Mostly left handed but I bat right handed.
My weirdest thing is that I can only seem to open combination locks with my right hand. I think it has something to do with spinning a dial clockwise or anti-clockwise.
Mostly left handed but I bat right handed.
My weirdest thing is that I can only seem to open combination locks with my right hand. I think it has something to do with spinning a dial clockwise or anti-clockwise.
I’m right-handed, but I’m a lefty mouser. People think it’s weird, but it makes perfect sense to me, as my right hand is left free for pen-and-paper note taking or to work the number pad, both of which I do a lot of.
I’m left-handed but do a lot of things right-handed as well. I always blamed it on getting my left thumb caught in a tractor cab door when I was little, but there probably is more to it.
Left:
Write (although for some reason I often write right-handed on a chalkboard)
Bat
Right:
Kick
Throw
Hit/serve (volleyball)
Eat
Scissors
Computer mouse
My mom is a lefty who was forced to write right-handed as a child. So she does pretty much everything left-handed except write.
I always thought I was an obligate rightie, but someone said in the middle of a deal that I was dealing left-handed. Since I can readily deal either way and do so at random, I don’t even know offhand which way a leftie deals. When I open recalcitrant jars I hold them in my right hand and try to twist them with my left.

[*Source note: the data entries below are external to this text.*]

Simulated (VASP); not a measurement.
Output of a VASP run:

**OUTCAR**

My son does everything right handed except bat. When he played in a father vs. sons game, the fathers were supposed to bat wrong-handed, but when he came up to bat right-handed, they didn’t want to believe him. And I had an uncle who did everything right-handed, including bat, except for throwing a ball. I find that extremely odd.
Some years ago, when the Expos were still in Montreal, a man named Greg Harris became the first player in major league history to pitch both ways in the same game–same inning actually. He had a special ambidextrous glove made. The umpire ruled that a switch-hitting batter had the last choice of which way to bat.
I would imagine that lefties are likelier to be ambidextrous since, for example, left-handed scissors are rare and left-handed screw drivers even rarer.
I write, eat, and throw a Frisbee left-handed. I play the guitar, play sports, use tools, and do everything else right-handed, except I use my left hand to unscrew screws. I have set my mouse up to be left-handed and was very comfortable with that but I prefer to use it right-handed in case I need my left hand to take notes at the same time.
I am left handed but there are things I do right handed, mainly these are learned behaviors. I eat with my left hand and cut with my right. I mouse with my right hand. I play pool only marginally worse right handed than left, because when I sucked so bad leftie I tried to learn righty. I thread shoe laces in right handed, and I tie my shoes right handed or left handed, I think some was how I was taught.
I can give an injection either left handed or right handed, (my nursing school teacher was left handed but told us it is best to get good at doing skills eithe handed) but I only draw up with my right hand. I do dressings, the cleaning and packing etc left handed, but I can tape right handed if need be. I have never tried to catheterize someone right handed because I don’t think it would be fair to have anyone be a guinea pig for a clumsy cath experience.
I thought my right hand was basically useless until my right arm was in a below the elbow cast for most of one summer. I ended up with tendonitis in my left arm, because I had never realized how much of the “grunt work” my non dominant hand does.
My son seems to be mixed and is struggling. He writes mainly right handed but makes reversals in his letters and numbers (5 and lower case g in particular) that go away when he writes those letters left handed. but the rest of the alphabet and numbers do not benefit from holding the pencil left handed.
My father is right-handed, plays cricket & golf left handed.
Sister is also right-handed but left-eye dominant, so trying to shoot a scoped-rifle was all kinds of trouble.
That is not strange at all… I am truly ambidextrous, I can write, draw, and play whatever I do, both right and lift, but there are somethings that are better one way or another. I am not really sure why it is that way, but it has to do with the way you have to think when you are doing the activity.
I have a similar problem. I write with my right hand and occasionally color with my left. My mother has always told me to put down that I a right handed because that is the hand I write with and I question that.
Right Side:
Writing
Throwing a ball
Eating
Combination locks
Shoot pool
Left Side:
Using a telescope or camera(left eye dominant)
Using a phone
Kicking
Punching
holding heavier objects
Playing hockey
Threading shoelaces or a needle
Tying shoes
Throwing a Frisbee
Using a screw driver
Opening jars
Cutting with a knife and fork
Using a smart phone
Using scissors(Only the big ones since 3rd grade when I realized the school scissors were right handed and that is why they were uncomfortable to use)
Using a computer mouse, playing mini golf although I prefer my left(I never played real golf), and playing a guitar I can do both. This troubles me when with my friends because once in art I randomly switched hands with painting and everybody was like, what are you doing and when I told a kid that I can only write a specific two with my left hand he looked at me like I had three heads.
Our 15 year old son tends to do things done while sitting (writing, eating) right handed while mm things done standing (throwing, batting, kicking) left handed. I’ve noticed that when he throws or bats righty he doesn’t look completely awkward like I do when I switch to lefty.